# Working with GPUs in OpenVINO™

This tutorial provides a high-level overview of working with GPUs in OpenVINO. It shows users how to use Query Device to list system GPUs and check their properties, and it explains some of the key properties. It shows how to compile a model on GPU with performance hints and how to use multiple GPUs using MULTI or CUMULATIVE_THROUGHPUT. 

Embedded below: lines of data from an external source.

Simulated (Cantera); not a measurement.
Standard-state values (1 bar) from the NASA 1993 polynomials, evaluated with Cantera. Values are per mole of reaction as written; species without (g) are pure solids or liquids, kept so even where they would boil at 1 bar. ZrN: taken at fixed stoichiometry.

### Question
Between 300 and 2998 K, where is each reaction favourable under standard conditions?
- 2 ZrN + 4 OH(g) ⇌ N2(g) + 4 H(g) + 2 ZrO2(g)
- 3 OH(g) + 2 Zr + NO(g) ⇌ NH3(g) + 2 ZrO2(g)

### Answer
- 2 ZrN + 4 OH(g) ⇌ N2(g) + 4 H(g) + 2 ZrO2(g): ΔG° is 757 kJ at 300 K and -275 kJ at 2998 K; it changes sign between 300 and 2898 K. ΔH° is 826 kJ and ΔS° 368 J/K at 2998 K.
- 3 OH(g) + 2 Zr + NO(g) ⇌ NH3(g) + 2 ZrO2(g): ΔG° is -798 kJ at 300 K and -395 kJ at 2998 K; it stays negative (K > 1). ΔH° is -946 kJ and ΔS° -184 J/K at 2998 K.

The tutorial shows example commands for benchmark_app that users can run to compare GPU performance in different configurations. It also provides code for a basic end-to-end application that compiles a model on GPU and uses it to run inference.

## Introduction

1. Background and context on how GPUs are used to speed up inference
2. Introduce OpenVINO’s ability to run inference with GPUs
3. How to configure OpenVINO to work with GPUs (link to Configuration for GPU with OpenVINO page)

## Checking GPUs with Query Device

1. List GPUs with ie.get_available_devices
2. Check properties with ie.get_property
3. Brief descriptions of key properties

### List GPUs with core.get_available_devices


Firstly, in order to use GPUs, we must make sure our system is detecting them correctly.
Running the following cell should output a list of compatible OpenVINO devices, in which our Intel GPUs should appear.

In [1]:
from openvino.runtime import Core

core = Core()
core.available_devices

['CPU']

If the GPUs are installed correctly in the system and still don't appear in the list, we should follow the steps described [here](https://docs.openvino.ai/latest/openvino_docs_install_guides_configurations_for_intel_gpu.html) and try again. Once we have the GPUs working with OpenVINO we can proceed with the next sections.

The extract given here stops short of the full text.